Plans for new devolution "super-department"

Guy Aitchison
27 July 2008

Guy Aitchison (London, OK):The territorial departments of state are set to be scrapped as part of Gordon Brown's autumn reshuffle according to Wales on Sunday. Under the plans the Wales, Scotland and Northern Ireland offices will be merged into one single Department for Nations, Regions and Local Government. The move is long over-due. The existence of individual territorial secretaries of state was always an anomaly once devolution was introduced. It has become even harder to justify now that the National Assembly and Scottish Parliament have become assertive and well-established bodies, demanding and - in the case of the Assembly - receiving ever-more powers from Westminster. The absence of any comparable English "voice" at Cabinet has also contributed to the perception that the other nations of the UK are receiving privileged treatment.

The Constitution Unit has been calling for this move for years. It has advised the Government that a single department with overall responsibility for the nations and regions would be in a much better position to develop a joined up and coherent policy on devolution. As it is government thinking on devolution has been a complete mess. (It's not hard to think of examples; think Prescott's lame plans for regional assemblies, the out-dated Barnett formula and Wendy's embarrassing call to "bring it on".)
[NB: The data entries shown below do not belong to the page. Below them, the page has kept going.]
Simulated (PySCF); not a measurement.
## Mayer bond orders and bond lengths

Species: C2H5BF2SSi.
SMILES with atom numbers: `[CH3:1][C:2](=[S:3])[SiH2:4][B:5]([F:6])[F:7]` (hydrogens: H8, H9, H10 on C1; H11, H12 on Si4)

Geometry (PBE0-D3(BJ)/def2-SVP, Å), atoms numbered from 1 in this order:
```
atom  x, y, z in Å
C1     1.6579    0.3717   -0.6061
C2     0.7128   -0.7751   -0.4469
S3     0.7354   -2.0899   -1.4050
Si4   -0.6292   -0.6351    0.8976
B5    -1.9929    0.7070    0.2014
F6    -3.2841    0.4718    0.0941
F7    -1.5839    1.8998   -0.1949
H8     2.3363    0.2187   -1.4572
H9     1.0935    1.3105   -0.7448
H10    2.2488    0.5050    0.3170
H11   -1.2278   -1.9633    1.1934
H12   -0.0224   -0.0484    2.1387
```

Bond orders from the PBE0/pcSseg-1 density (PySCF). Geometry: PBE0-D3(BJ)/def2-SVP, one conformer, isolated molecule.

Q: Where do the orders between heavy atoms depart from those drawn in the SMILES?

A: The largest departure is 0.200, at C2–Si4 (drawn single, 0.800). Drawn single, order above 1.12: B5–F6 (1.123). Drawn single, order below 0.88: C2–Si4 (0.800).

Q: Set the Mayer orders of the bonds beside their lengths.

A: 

Precious little thought was given to how the devolved bodies should relate to each other and to Westminster. There was no framework and no overall vision. This worked fine when Labour was in power in Scotland and Wales. Then, relations were largely conducted informally though party channels and there was little conflict between governments. But, in a metaphor now beloved by Tories talking about the economy, the Government didn't fix the roof when the sun was shining. They are now paying the price for this neglect. With nationalists in power in Wales and Scotland, Labour has been forced to take a reactive and defensive stance on devolution. The results of this can partly be seen in the SNP victory in Glasgow East, which was about much more than just the economy. Lack of coordination has also meant there has been no interest in the ways in which new asymmetries of power and representation would generate fresh grievances, not least in England.

If Wales on Sunday is right about the new devolution "super-department" then the Government will have gone some way to addressing these concerns. I just can't help thinking that they're several years too late.